Sunday, October 22, 2017

Hebrews 12:11

“No discipline seems pleasant at the time, but painful. Later on, however, it produces a harvest of righteousness and peace for those who have been trained by it.”

Yesterday morning, I over did it. From time to time, I press my luck with the weight machines or distance on the trail. Sometimes I pay the price with sore muscles and joints for a day or two. I once heard a preacher say that he wished he could become physically fit by hiring a high school student at minimum wage to perform his exercises. This morning, I think that is an excellent idea.

Unfortunately, the world doesn’t work that way. Even if you hire a personal trainer or a financial advisor, you are the only one who can find financial freedom for yourself. It is primarily your effort and decisions that will ultimately create the outcome of your life. Dave Ramsey is fond of comparing our financial journey to a small boy riding a one speed bicycle up a long hill. Sometimes, he has to ride at an angle, back and forth across the street, because the hill is too steep for a direct frontal assault. Sometimes, he just has to get off the bike and walk it up the hill. If he persists, the time will come when he can coast down the hill, enjoying the fruits of his labor. This is a pretty good analogy, but the reality is both better and worse than the story. With a little luck, your one speed bicycle will someday become a motorcycle that generates its own fuel. If you try to ride down the hill, before starting up the hill, student loans, car notes, and credit cards will condemn you to years of debt slavery before you can break even.

Not everyone is born with the body of a Michael Jordan, but nobody, whatever their talent level outworked Michael Jordan, a man who said, “If you do the work, you get rewarded. There are no shortcuts in life.”

I remember listening to the story of a retired man who once worked in the same textile mill where I started my career. He never earned that much more than minimum wage, but he provided for his family, supported himself and his wife in retirement, and left a small legacy to his children. My own grandfather, a dustbowl farmer that just barely held on to his land during the depression, managed to leave a farm without a mortgage to each of his four children before his death. You don’t need the brain of a Warren Buffet to find financial freedom.

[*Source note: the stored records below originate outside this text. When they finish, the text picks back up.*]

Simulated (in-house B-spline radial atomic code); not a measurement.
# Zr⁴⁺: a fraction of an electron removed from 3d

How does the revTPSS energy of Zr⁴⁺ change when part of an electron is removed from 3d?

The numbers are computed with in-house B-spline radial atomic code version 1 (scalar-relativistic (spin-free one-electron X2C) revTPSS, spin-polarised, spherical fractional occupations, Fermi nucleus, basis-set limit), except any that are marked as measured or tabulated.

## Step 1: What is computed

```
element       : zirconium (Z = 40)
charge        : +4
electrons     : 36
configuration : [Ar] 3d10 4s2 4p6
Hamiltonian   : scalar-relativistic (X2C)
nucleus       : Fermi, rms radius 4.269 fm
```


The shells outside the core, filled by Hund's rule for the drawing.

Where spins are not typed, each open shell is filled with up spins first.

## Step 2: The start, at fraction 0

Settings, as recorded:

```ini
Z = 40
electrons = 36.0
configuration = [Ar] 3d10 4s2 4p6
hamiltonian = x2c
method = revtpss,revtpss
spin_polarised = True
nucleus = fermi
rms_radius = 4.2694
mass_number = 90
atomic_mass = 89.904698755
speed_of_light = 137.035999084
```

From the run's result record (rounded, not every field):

Money is funny stuff. Even if you are storing your money in Mason Jars and burying them in the Wooly Swamp, it is increasing or decreasing in value. Inflation, deflation, dividends, and interest are constantly changing the value of your stash. Albert Einstein stated that compound interest was the strongest force in the universe. While I expect this oft quoted statement was delivered with tongue firmly in cheek, nuclear fission and financial freedom both require a critical mass, enough money or fissionable material to produce a self-sustaining reaction.

“A critical mass is the smallest amount of fissile material needed for a sustained nuclear chain reaction. The critical mass of a fissionable material depends upon its nuclear properties (specifically, the nuclear fission cross-section), its density, its shape, its enrichment, its purity, its temperature, and its surroundings. The concept is important in nuclear weapon design.” Wiki

Like money, the nature of a nuclear reaction is defined by equations. Unfortunately, it is hard to quantify the effects of irrational human behavior on the price of objects of value until after the fact.

Even given our inability to predict the future of the economy,

Money In = Money Stored + Money Out

Mastering that equation is the work of a lifetime, but unlike physical exercise, the benefits of years of financial discipline won’t end with your death. The wise use of your money can not only provide blessings for yourself, your family, and others while you are alive, but those funds can continue to be a source of blessing for generations yet unborn.